The impression that Salomon’s works made on me is best illustrated by realizing that I go to museums frequently-more when I am in Europe than in the United States. However the exhibitions that I see rarely stick in my head. I tend to remember a work or two sporadically, but sometimes forget the name of the artist who produced it.
My reaction to Salomon in Strasbourg was the exact opposite: I was hooked the instant that I read his biography on the museum wall.
He was born in 1886 in Berlin, the fourth child of a wealthy Jewish family, was trained as a lawyer, earning a Ph.D. in law. In his forties, he became interested in photography and started taking pictures for Ullstein publishers. It is not entirely clear why he took up photography. An anecdote listed in a German book of his works mentions that Salomon’s photographic inclinations came out as more of an accident. In 1927, while working in the advertising department of the Ullstein publishing house, he happened to be at the scene of a deadly accident that had been caused by a bolt of lightning. Salomon, recognizing the importance of the story, wrote a report on the event and added his own photographs.

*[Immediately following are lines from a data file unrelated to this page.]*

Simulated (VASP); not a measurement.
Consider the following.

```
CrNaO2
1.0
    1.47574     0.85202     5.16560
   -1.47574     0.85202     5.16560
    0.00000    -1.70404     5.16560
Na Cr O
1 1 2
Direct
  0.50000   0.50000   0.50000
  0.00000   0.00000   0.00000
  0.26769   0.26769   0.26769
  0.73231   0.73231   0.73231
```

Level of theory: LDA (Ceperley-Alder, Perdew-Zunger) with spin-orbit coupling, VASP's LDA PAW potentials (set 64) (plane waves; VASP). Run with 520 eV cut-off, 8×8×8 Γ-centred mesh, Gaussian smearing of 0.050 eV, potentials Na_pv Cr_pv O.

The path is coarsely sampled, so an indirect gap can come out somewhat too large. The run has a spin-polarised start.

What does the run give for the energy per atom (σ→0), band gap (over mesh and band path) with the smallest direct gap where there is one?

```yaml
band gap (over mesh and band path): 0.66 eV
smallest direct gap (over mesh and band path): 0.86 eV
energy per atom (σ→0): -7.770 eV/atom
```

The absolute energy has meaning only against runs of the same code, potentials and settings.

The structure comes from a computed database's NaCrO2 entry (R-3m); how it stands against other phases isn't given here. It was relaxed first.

However Salomon’s real impulse, at least according to this account, for looking to photography as a profession was the money involved. As he saw from the accounting breakdown of his aforementioned first “scoop,” 90 marks (the German currency at the time) were allocated for the photographer, the reporter was to have received only 10 marks. It is thought that a day after learning of this scheme, Salomon bought himself a camera.
Most of his work was in Europe, but he also traveled to the United States not only to photograph potential immigrants on Ellis Island, but also to take pictures of committee meetings in the Senate, Hollywood stars lounging at parties, or as, in the case of Marlene Dietrich, a picture of her lying across her bed happily chatting with her daughter in Berlin (in 1930).
Salomon’s works are striking for two interconnected reasons: The first is that the viewer is inevitably absorbed in how close Salomon seems to be physically to the subjects of his pictures.
We see his subjects, wearing elegant evening clothes, huddled together discussing what appear to be serious matters of state. Indeed this is a factor of Salomon’s work that the photographer himself emphasized. The title of the exhibit that I saw in Strasbourg, and of the book that I recently bought in Berlin that accompanied the exhibit, is called, in English, Erich Salomon: With a Waistcoat and Lense through Politics and Society. The title is the same as that of a presentation of his own works that Salomon gave in Berlin on the occasion of his forty-fifth birthday in 1931. A collection of Salomon’s works was later published in the United States under the title Unguarded Moments: Images of People, Politics and Society in Europe and USA 1928-1938.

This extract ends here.